When I was a kid my father owned a music store in our small town. My sisters and I loved to go dig through the stacks of Billboard magazine and pull out photos to hang on our bedroom wall. It made us kind of mini-celebrities with friends who couldn’t believe we were lucky enough to actually be able to hold an issue of Billboard, not just hear the name on the Top 10 countdown shows.
All these years later I accidentally met the former Editor-in-Chief, Adam White, through the web and am very excited to have him as a guest on my show!
An expert on Motown, Adam wrote the book Motown: The Sound of Young America with Barney Ales.
Barney Ales was Motown’s head of sales, the man who helped founder Berry Gordy build the company into a force that disrupted the music industry. He and White had been friends since they met in the 60’s when White was covering Motown for a British music magazine.

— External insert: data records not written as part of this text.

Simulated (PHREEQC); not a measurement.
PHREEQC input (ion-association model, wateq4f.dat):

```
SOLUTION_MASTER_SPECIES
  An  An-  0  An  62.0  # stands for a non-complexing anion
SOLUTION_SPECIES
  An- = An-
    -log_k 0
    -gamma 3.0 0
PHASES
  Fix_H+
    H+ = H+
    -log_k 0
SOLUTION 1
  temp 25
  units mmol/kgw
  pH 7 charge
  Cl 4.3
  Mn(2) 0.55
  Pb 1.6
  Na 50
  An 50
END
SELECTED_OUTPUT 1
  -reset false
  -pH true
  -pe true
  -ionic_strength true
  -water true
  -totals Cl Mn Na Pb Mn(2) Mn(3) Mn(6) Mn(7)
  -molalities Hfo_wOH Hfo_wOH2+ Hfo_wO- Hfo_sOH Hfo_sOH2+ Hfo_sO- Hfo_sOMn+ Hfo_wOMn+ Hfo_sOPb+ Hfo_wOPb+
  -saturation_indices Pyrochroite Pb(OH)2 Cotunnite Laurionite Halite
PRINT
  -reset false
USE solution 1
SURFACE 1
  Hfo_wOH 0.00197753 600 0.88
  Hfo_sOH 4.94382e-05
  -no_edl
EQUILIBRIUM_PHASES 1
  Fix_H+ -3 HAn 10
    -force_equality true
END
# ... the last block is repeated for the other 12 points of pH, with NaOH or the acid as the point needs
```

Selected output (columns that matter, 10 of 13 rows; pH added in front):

Their book is the authoritative source on Motown, one that Goldmine magazine says “effectively tears up every Motown history that has ever been published in the past, because you know that this time, the story is true.”
Adam joined Billboard in 1978 and worked his way up to International Editor, Managing Editor and finally Editor-In-Chief. After 20 years with Billboard, he joined Universal Music Group International as VP of Communications in 2002. He retired from Universal in 2012 and Motown: The Sound of Young America was published in 2016.
His website has a plethora of posts with behind-the-scenes stories and I highly recommend it for any music lover. That’s actually how I met him, after reading an article written about an interview with my cousin, Charles Kipps, about writing and producing Walk Away From Love for David Ruffin.
According to White’s site, “Among the artists, songwriters, musicians and businessmen Adam has interviewed are Al Bell, Ahmet Ertegun, Marvin Gaye, Berry Gordy, Holland/Dozier/Holland, Michael Jackson, Jay Lasker, Curtis Mayfield, Lionel Richie, Smokey Robinson, Nile Rodgers, Diana Ross, Mickey Stevenson, Henry Stone, Earl Van Dyke, Jerry Wexler, Maurice White and Stevie Wonder. In 1993, he co-authored (with Fred Bronson) The Billboard Book Of Number One Rhythm & Blues Hits. In 2005, his liner notes for Heaven Must Have Sent You: The Holland/Dozier/Holland Story were Grammy-nominated. Adam has scripted, presented and appeared in music documentaries on both sides of the Atlantic, including The Motown Invasion for the BBC.”